The same principle lies behind the cultural interactions addressed in the ensuing section of the volume. The three chapters in the ‘Politics and Poetics’ section concur with the Bakhtinian premise that the literary process cannot be torn away from the cultural and socio-economic process (Bakhtin 1986: 140). With the title ‘From Spain to Great Britain and back’, the authors of section II in this book focus on the particular phenomenology of two major literary figures of world literature: Don Quixote and Don Juan. For Damrosch, it is only when a certain text moves, ‘when it is translated, when it is read at a remove, that the term “world literature” becomes a relevant descriptor’ (2003: 7). And indeed this is the case with Don Quixote and Don Juan who, as Borham and Sumillera argue in their corresponding chapters, have survived in Great Britain due to the debates on women’s access to knowledge which emerged in England in the late seventeenth and early eighteenth centuries, and the negative exemplarity of Don Juan in the 1600s. Sumillera recalls in Chapter 4 Salvador de Madariaga’s claim that Faust, Hamlet, Don Quixote and Don Juan are ‘the four greatest characters of European literature’. And indeed, even if Don Quixote and Don Juan were two eminently Spanish characters at the time of their literary birth, the works discussed by Borham and Sumillera provide ample evidence of how the two figures were informed with new cultural networks which in turn transformed them into British literary identities: the Hobbesian rake and the female Quixote.

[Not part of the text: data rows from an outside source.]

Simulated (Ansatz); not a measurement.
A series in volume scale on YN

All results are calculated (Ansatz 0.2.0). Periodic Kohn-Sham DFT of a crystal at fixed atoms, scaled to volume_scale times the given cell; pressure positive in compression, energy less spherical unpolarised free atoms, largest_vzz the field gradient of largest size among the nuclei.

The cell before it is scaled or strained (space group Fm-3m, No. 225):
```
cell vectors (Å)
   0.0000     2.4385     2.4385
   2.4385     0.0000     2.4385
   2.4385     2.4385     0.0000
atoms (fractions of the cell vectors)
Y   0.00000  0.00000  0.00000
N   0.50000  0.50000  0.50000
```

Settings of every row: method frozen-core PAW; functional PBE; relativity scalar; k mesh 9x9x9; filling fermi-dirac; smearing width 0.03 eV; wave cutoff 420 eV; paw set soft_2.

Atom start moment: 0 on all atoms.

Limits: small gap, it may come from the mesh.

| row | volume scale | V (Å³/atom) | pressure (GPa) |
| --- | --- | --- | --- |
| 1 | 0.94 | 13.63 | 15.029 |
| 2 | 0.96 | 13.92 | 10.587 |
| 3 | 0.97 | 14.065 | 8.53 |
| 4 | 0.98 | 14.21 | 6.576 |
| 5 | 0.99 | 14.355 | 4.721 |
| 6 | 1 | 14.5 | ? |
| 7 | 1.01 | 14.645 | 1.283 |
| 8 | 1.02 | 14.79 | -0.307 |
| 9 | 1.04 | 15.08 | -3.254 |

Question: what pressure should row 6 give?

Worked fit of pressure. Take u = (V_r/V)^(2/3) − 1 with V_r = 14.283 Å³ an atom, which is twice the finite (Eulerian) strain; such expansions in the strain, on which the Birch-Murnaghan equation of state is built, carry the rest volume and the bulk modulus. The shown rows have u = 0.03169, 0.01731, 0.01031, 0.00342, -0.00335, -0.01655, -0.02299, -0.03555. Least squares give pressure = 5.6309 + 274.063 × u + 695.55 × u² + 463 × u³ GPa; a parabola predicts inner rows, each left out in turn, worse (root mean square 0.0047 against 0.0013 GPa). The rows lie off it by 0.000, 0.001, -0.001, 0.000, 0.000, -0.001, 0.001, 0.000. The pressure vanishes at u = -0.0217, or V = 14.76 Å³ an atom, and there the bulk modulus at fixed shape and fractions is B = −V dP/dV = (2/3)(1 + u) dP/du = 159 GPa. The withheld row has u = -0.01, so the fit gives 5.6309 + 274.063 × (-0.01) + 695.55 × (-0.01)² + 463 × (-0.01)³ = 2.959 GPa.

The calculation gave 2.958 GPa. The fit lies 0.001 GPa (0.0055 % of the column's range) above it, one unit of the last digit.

With the turn of the twenty-first century, an increase in the globalization of the humanities and social sciences has encouraged new cultural negotiations between national particularism and cosmopolitan universalism. As a consequence, literature has become, more than ever, a space for cultural encounters. Streams of migration, artistic exchanges and political movements, for example, determine the export of culture or cultures in this globalized world. Such export of cultures inevitably entails the export of identities which are hunted both by the original and the ‘adapted’ cultures. The term identity, therefore, becomes more polysemic than ever as it is constructed by the tensions and polarities which stem from a globalized world. The chapters by Rubik and Fernández-Caparros in Part III of this volume provide substantial evidence of the literary interactions which emerge in this context of reflection and social performance of the self. The various voices of Eurydice which come together in Sarah Rhul’s homonymous play perform the different ways of overcoming the sense of loss in modern cultures. The death of Eurydice spreads beyond the borders of the Ovidian transformation which serves as its hypotext and transforms the stage into a Foucauldian heterotopia where the Ovidian landscape becomes Ruhl’s own prison of the mind. The process of maturity of the inner selves of both Orpheus and Eurydice is even more dramatic in the case of Emma Donoghue’s ‘Jack’, the feral child in Room (2010).

Jack epitomizes Rubik’s list of feral children who illustrate the embarrassing topicality of the literary lives of Caspar Hauser in the modern world. From Atalanta to Pecos Bill, from Emma Donoghue’s ‘Jack’ to the Fritzl case in Austria, the story of wild children both in Europe and across the Atlantic is endless and heterogeneous. Yet a single common feature dominates in these narratives: the construction and performance of identity of the feral child outside society. And this is what has quite been recently foregrounded with the homonymous film adaptation of Donohue’s novel directed by Lenny Abrahamson in 2015. In 2016, the film was nominated for the Best Screenplay for the Golden Globes, Best Adapted Screenplay for the BAFTA Awards and won, among others, the Canadian Screen Award for the best Adapted screenplay. In their promotional interviews, both Abrahamson and Donohue, who adapted the novel for the screen, remark that the film adaptation relied on the development of the identity of the individuals rather than on the crimes of the Fritzl case which inspired the book.

The focus on the psychological development of the individual is not incidental, as from the early modern period there has been a shift in interest from the ‘sacred to the psychological’ in the mapping of feral children and the delimitation of what a human being is (Newton n.d.: 14). Questions on race and the external definition of individuals which reached their highest peak with the Darwinian controversy gave way in the twentieth century to a psychological turn focused on an internal definition of feral children and identity; two topics which are the main focus of Rubik in her chapter.